But to me, it captures even more.

It captures the sun spot.

It washes over her, and she looks the way I felt – special -- when soaked in the Sunday morning sun at yoga.

 

Tuesday, March 5, 2013

Seeing Stars



I've been seeing stars at yoga.

As soon as you see the floor, put your hands down!

The instructor is standing in front of me, holding my hips. My hands are in prayer at my heart.

The plan is for me to bend backwards and look for the floor, tilting over and saving myself last minute with my hands.

I think most people can probably identify a time when they’ve had to save themselves last minute. Such challenges can just be part of life, the part where you learn, the part where your head spins and you see stars.

So, now I’ve been living yoga for the better part of two years, and I’ve definitely learned a lot, mostly because I started out knowing nothing.

Basic poses, advanced poses, arm balances and inversions. There are lots of challenges and, no matter how accomplished I might get, there is forever room to learn more. There is something called full expression, which is as far as a pose can go, but even once that’s accomplished, it can always be taken a little deeper.

It seems the poses that challenge me most are the ones I want most to achieve, and I want to face them head on.

I am not sure how yogic that is, to speak of achieving. We are taught about the present moment being where we are supposed to be; that we are enough for now, and that everything is already okay.

But what about challenging ourselves and striving to overcome obstacles?

And what if those obstacles happen to be a handstand in the middle of the room and dropping into a backbend from standing?

I can’t do either, but I want to, and soon! To me, it’s not enough to try, and it’s not okay to wonder whether I’m going to get there.

The floor comes at me fast, and I pop open my hands, landing them on my mat. I think I’ve done okay, but I can’t find my way back up. The instructor pulls me up and forward, doing all the heavy lifting.

Once upright, I get a head rush, and it's an effort to listen to the instructor’s advice on how to better come up. I even see a few stars while letting the rush pass by.

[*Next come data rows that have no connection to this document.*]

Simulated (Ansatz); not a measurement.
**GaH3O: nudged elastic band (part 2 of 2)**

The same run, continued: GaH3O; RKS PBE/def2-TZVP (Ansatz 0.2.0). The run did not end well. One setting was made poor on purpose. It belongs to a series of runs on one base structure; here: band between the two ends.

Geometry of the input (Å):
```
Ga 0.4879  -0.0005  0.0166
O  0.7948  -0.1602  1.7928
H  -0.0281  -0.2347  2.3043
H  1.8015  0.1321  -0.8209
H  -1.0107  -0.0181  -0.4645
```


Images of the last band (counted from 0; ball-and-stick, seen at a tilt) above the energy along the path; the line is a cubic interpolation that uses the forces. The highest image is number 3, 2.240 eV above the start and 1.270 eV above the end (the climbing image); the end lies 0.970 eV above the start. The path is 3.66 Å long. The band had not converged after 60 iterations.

Walk your hands closer to your feet and power up your legs, he says. Put all the weight in your quads and press into your feet to rise up.

Fifty years old, and this is what I have chosen as my next big challenge.

Those around me say I have another challenge. I am single. I have raised two children. I have a job. I write. I paint. And I am learning yoga.

Those around me say all that’s nice, but what about having someone in my life?

On the second try, the instructor puts a strap around my lower back, and we face each other while he holds either end.

Okay, now. Go back.

I’m going back.

Okay, just go back.

Just go back? Just go right back? Okay, I’m going back.

We have this ricochet conversation, and then I tilt back. The floor comes up fast again, and I pop open my hands, landing them once more on the mat. This time felt easier. Maybe it was my imagination, but I didn’t feel like I leaned too much into the strap.

I am still unable to lift myself back up, and the instructor hoists me to vertical again.

A second head rush. More stars.

For me, the thought of having someone in my life is a great big challenge. I have been going it alone for quite some time, but I guess I have been more open about it these days, and maybe that’s why I am getting so much encouragement in this direction, from family, friends and even those I hardly know!

Venturing out there is like tilting back with no one holding my hips. I could crash and burn.

The instructor smiles a lot. He is encouraging. He sets it up so it feels safe to go back.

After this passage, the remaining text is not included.